Doctor Who, Dogen, and the Fermi Paradox (or Happy New Year 2018)

Jesus. It’s 2018. That’s like Blade Runner or something. No wait. Blade Runner is next year. We’d better start working on those androids and off-world colonies.

I spent Christmas at my sister’s place outside Nashville. While I was there, my nephew Ben and I watched episode one of series ten of Doctor Who. In that episode, the Doctor explains the nature of time like this, “The passage of time is an illusion and life is the magician, because life only lets you see one day at a time. You remember being alive yesterday, you hope you’re going to be alive tomorrow, so it feels like you are traveling one to the other but nobody’s moving anywhere! Movies don’t really move, they’re just pictures — lots and lots of pictures, all of them still, none of them moving, just frozen moments. But if you experience those pictures one after the other, then everything comes alive.”

This sounds remarkably like my teacher, Gudo Nishijima’s explanation of the nature of time. He even used the same metaphor of frames of film. Nishijima got his ideas from Dogen who said that each day consists of 6,400,099,180 individual moments (in Shukke Kudoku). Each moment is its own infinite universe. Each passes by so quickly we can’t comprehend it.

In his essay Uji (Being-Time), Dogen says, “Because [real existence] is only this exact moment, all moments of existence-time are the whole of time, and all existent things and all existent phenomena are time. The whole of existence, the whole universe, exists in individual moments of time.”

2017 was the whole universe. 2018 is the whole universe.

When I make myself a sandwich I am amazed that sandwiches exist. How improbable is that? How astonishing is it that, in the vast universe, I exist in a place in which there are sandwiches? Throughout most of this endless universe, there are no sandwiches. Sandwiches can’t even exist on most planets. There’s no wheat to make the bread. There’s no magnetic field and ozone layer to repel harmful radiation and allow a stable atmosphere to exist for untold millions of years for that wheat to grow in. There are no beings capable of making a sandwich. And there is no peanut butter anywhere for zillions of miles.

Over the holidays, I finished reading a book called Where is Everybody: Fifty Solutions to the Fermi Paradox and the Problem of Extraterrestrial Life by Stephen Webb. What I didn’t know when I ordered it was that there is a revised version that looks at seventy-five solutions to the Fermi Paradox. Gotta get that one too, I guess.

The Fermi Paradox was a question posed by physicist Enrico Fermi. He said that the Earth does not appear to be unique. There must be lots of planets like this one. And, if that’s so, there must be lots of civilizations similar to ours. In fact, since the universe is so vastly old, there must be tons of civilizations far older and more advanced than ours. If that’s so, then why don’t we see any evidence of them?
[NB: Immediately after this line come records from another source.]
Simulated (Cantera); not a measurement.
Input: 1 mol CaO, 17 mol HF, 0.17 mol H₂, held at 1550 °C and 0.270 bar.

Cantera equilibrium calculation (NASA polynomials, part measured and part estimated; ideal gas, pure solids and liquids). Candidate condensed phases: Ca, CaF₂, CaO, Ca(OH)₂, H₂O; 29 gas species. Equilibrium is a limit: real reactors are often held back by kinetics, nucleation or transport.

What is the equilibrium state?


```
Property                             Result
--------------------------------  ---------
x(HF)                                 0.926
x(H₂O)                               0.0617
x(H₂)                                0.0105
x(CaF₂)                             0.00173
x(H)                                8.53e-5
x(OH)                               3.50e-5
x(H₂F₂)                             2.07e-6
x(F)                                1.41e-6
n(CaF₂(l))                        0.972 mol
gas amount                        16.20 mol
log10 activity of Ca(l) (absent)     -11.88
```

Anyway, at the end of the book — spoiler alert — Webb concludes that it’s very possible that our civilization is, in fact, unique. He guesses that there may be no other technologically advanced civilizations anywhere in our galaxy, or even anywhere in the group of galaxies to which ours belongs.

He thinks that life may be fairly common, and that we may yet find lifeforms elsewhere even right here in our own solar system. He figures that there are probably loads of plants and animals — or things analogous to plants and animals — all over the galaxy. Some of them may even be intelligent. But he thinks that creatures like us, who build complex technological societies, who travel to other planets, and who wonder about the existence of creatures like us, are extremely rare.

He makes a very persuasive argument to support this. It’s impossible to summarize in just a few words. But it’s based on the understanding that humanlike creatures are not the inevitable outcome of evolution, that the very existence of a planet with a stable temperature and an atmosphere capable of supporting life is vastly improbable, that such seemingly unrelated things as the fact that our planet has an extremely large moon for its size may be necessary to make creatures like us possible, and so on.

Buddhists say that it is extraordinarily rare to be born as a human being. They say that being born as a human is the best situation in which to realize the truth. Maybe they’re right.

Maybe in the whole vast universe there is nothing like us.

Maybe there are no sandwiches anywhere else but here.

Even if Stephen Webb is wrong, even if we find that the mysterious object circling Tabby’s Star is a Dyson sphere or a gigantic blast shield built to protect a civilization on a planet orbiting it from the rays of a nearby supernova, I think the Buddhists were correct, that human life is rare and precious. Every day that I’m alive I am astounded by life itself. By sandwiches and busses, by ants and artichokes, by cereal bowls and snails… It’s all so damned incredible. Like literally incredible.

So happy new year, everybody. I hope this one is a good one for you!